The flywheel asks us to invest in the product experience, so users keep moving to the next stage. Over time, their success attracts the next cohort.
The model maps five user states, Stranger → Explorer → Beginner → Regular → Champion, and five moves that push them forward: Evaluate, Activate, Adopt, Expand, Advocate.
Next, I’ll break down how to tackle each part of the journey.
Evaluate: From Strangers to Explorers
At this point, potential customers are strangers. They might have heard about your product but haven’t engaged with it. They’re curious, still scanning their options. Your job is to help them connect their needs with the value you provide.
Goals for this stage
- Show that you understand your prospects’ pain points and jobs-to-be-done (JTBD).
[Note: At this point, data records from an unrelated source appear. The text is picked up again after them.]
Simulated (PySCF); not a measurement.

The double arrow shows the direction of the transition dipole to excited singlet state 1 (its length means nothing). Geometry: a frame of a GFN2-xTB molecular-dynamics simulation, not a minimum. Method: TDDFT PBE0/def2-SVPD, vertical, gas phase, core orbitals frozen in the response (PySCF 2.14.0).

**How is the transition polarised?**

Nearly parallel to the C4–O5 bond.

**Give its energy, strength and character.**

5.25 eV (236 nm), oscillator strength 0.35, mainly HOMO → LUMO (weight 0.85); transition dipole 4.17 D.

- Offer clear, relatable examples of how your product fits their role.
- Remove barriers to exploration, make it easy to sign up, test, or learn more.
How to communicate with Strangers?
Start by understanding what works when every touchpoint lines up, targeting all your communication (such as landing page copy, social media posts, or ads) to your ideal customer profile. To build it, run interviews or focus groups, talk to the customer success or sales teams, or capture feedback from your existing users with quick in-app surveys.
Activate: From Explorers to Beginners
Explorers are new users who have signed up or tried your product. However, they haven’t yet experienced that first ‘aha!’ moment yet. The goal is to turn their curiosity into success and activate your users.
Goals for this stage
- Deliver a clear outcome in the first session.
- Shorten the path from signup to the first meaningful action.
- Ensure educational materials are always easily accessible.
How to communicate with Explorers?
I start with a welcome email tied to the user’s JTBD. For example, if someone came to improve onboarding, my note says, “Launch your first checklist in five minutes.” The email’s CTA button opens the app and loads an onboarding flow.
In-product, I use a short checklist and a few tooltips that move this user to the activation event. I personalize the product tour based on the user’s JTBDs, starting by showing the most relevant features.
Adopt: From Beginners to Regulars
Beginners have reached the activation point. Now, it’s time to turn that early win into habitual use by teaching more advanced features and use cases.
Goals for this stage
- Encourage frequent, consistent product use.
- Promote features that unlock clear outcomes for each role.
- Build user confidence and self-sufficiency.
How to communicate with Beginners?
I focus on secondary onboarding that feels helpful, not heavy. In-app, I spotlight one unused feature tied to the user’s goal, and then walk the users through it with a short product tour. Outside the product, I invite users to a webinar or mini-lesson that matches their use case. I also review actual product usage to find drop-offs. Then, I can design nudges that fill those gaps.
Expand: From Regulars to Champions
Regulars already use the product with confidence. My focus shifts to helping them unlock more advanced value and discover areas they haven’t explored yet.
Goals for this stage
- Nudge users to discover advanced and premium features.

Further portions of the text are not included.